We’ll examine the article, pointing out the good and not-so-good in this much read article.
First off, the article was written by Zander, not Dave Ramsey. Zander is the exclusive agency to whom Dave refers his listeners and readers. Please check out our review of Zander Insurance here. Although we highly respect Ramsey and appreciate the work he does, we take exception to the fact that he only gives people one option to shop for life insurance. Again, our article referenced above explains this in detail.
Mistake #1 Buying Too Little to Replace Income
Let’s look at the first of the 5 mistakes to avoid. In general, we agree with this advice. Most people tend to buy too little. One point with which we take issue is this:
Always buy ten to twelve times your income in life insurance coverage.
They should avoid the word, “always”. For many people, 10 to 12 times annual income is an adequate amount. However, there are numerous situations where that “rule of thumb” is inaccurate. Let’s look at one our recent clients.
Our client – “Thomas” – is the sole provider for a family of 4. His wife is a homemaker and homeschools their kids. Thomas earns approximately $65,000 per year. If he were to die, then $750,000 would not be an adequate death benefit. His youngest child is just 14 months old and has special needs. We determined, with Thomas and his wife, that a $1.2M 20-year term would be adequate.
We didn’t just look at making sure there was adequate income replacement until the children were independent. In this case, the wife did not have the education or experience to earn much money, if needed. Also, it was likely she would be the primary caregiver for their youngest child – for a long time.
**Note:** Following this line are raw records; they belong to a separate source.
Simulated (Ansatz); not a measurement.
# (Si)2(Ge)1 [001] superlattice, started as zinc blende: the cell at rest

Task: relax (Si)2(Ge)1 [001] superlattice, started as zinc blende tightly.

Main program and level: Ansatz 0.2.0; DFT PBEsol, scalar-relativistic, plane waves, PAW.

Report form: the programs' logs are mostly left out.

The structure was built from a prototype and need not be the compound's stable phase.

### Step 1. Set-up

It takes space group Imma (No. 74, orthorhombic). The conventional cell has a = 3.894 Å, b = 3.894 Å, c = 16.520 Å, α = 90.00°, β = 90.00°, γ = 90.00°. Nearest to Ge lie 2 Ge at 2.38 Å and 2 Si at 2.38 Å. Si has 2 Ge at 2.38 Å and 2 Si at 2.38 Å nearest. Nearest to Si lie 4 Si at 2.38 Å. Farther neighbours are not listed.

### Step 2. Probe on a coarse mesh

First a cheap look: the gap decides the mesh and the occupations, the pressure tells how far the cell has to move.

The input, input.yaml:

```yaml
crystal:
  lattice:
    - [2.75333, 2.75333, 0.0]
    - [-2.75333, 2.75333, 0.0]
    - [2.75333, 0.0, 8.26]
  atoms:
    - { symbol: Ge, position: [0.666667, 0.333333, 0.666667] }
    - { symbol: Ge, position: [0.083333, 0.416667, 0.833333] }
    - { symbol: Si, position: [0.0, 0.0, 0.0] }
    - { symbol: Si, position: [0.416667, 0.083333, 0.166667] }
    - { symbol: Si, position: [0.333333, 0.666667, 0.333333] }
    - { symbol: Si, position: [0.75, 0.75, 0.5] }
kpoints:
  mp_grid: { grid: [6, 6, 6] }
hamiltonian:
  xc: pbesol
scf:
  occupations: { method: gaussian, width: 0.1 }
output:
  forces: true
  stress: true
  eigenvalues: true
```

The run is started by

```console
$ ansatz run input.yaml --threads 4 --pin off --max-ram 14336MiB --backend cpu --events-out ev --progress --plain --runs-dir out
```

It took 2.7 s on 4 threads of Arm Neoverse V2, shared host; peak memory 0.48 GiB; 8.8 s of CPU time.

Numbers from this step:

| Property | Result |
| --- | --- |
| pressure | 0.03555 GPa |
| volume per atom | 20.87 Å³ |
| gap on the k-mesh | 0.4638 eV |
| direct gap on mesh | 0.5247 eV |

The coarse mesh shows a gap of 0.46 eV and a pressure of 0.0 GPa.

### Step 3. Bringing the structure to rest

In another situation, a couple in their early 40s each earns approximately $80,000 per year. However, they have no debt (including their house) and have already saved over $1M in their 401(k)s. Their only child is 8 years old. Additionally, one of the spouse’s parents are wealthy, so there is the expectation of a sizeable inheritance. In this case, only 5 to 7 times their annual income was more than sufficient.
We just looked at two situations, however, everyone is different. This is a big decision, so it’s best to take some time to think through how much coverage is needed. You might want to check out a couple of online life insurance needs calculators: Bankrate has one here and John Hancock also has a very good calculator. They take into account several factors that you might not have considered.
Keep in mind, you can always reduce your coverage in later years. So, if your need for life insurance lessens, you can reduce the face amount – with a proportionate reduction in premium.
Mistake #2 Waiting Too Long to Get Coverage
Very good point. Rates increase as you get older. Also, there is the possibility that you will develop a health condition, such as hypertension or diabetes, that could adversely affect rates. Sometimes, we encounter folks who want to wait until they have stopped smoking for one year….or until they lose weight. They are hoping for lower rates.
We recommend buying a policy – even at a higher cost – and then replacing it if your situation improves. We’ve seen too many people wait and then things take a turn for the worse.
People tend to delay this decision. For younger couples, it is smart to buy coverage as early as possible – even when pregnant – rather than waiting until life gets busy with a newborn child.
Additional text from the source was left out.